Copper tanks, does China have a cold?

Copper futures headed for the biggest drop in almost two weeks on signs that demand may ebb this year in China, the wold’s biggest consumer of industrial metals.

China is targeting a gain in exports of about 7.5% in 2014, three people with direct knowledge of the matter said, below last year’s increase of 7.9%. Passenger-vehicle sales in the country rose less than analysts estimated last month, adding to signs that the economy is slowing. Copper dropped for the third time in four days.

“Slower exports from China could be a sign of weaker global demand,” Phil Streible, a senior commodity broker at R.J. O’Brien & Associates in Chicago, said in a telephone interview. “Slower shipments would hurt copper and other raw materials.”

Copper futures for March delivery(COMEX:HGH14) declined 0.8% to $3.229 a pound by 10:26 a.m. on the Comex in New York. A close at that price would mark the biggest drop for a most-active contract since Jan. 31.

Yesterday, futures rose 1.3%, the most in a month, after Chinese trade figures exceeded estimates and data showed imports of unwrought copper and copper products into the nation surged to a record in January.

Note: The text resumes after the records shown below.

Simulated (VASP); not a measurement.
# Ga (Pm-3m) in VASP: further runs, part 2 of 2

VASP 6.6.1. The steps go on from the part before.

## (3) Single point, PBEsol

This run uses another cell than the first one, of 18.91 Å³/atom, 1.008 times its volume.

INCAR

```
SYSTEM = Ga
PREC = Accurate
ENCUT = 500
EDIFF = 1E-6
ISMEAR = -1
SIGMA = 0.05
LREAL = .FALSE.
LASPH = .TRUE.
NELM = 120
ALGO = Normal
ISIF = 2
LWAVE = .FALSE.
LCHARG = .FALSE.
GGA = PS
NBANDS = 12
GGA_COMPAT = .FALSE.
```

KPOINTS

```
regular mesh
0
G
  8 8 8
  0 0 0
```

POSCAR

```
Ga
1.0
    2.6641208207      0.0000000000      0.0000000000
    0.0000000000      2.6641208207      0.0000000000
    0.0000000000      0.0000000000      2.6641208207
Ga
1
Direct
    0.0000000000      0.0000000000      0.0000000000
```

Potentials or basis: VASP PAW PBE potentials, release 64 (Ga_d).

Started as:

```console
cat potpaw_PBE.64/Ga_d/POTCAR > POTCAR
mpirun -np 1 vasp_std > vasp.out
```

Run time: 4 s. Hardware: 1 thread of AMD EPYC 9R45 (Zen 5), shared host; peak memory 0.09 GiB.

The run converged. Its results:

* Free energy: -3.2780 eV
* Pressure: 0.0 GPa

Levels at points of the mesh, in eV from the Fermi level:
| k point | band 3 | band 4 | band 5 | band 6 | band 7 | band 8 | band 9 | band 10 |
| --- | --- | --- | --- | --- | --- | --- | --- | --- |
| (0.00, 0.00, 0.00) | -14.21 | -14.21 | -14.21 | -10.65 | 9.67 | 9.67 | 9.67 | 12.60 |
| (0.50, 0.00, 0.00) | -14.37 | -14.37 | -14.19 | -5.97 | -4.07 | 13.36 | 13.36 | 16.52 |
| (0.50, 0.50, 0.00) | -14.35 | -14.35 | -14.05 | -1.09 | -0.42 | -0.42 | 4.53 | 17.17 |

Today’s decline in prices “suggests that the spike in January metal imports is being perceived more as a ‘financing play’ as opposed to a ‘consumption play’,” Edward Meir, an analyst at INTL FCStone Inc. in New York, said in a report. Yesterday’s trade data “has done little, if anything, to dispel lingering concern about China’s short-term macro outlook.”

On the London Metal Exchange, copper for delivery in three months fell 0.8% to $7,098.50 a metric ton ($3.22 a pound).

Aluminum, nickel zinc and lead slid in London, as tin rose.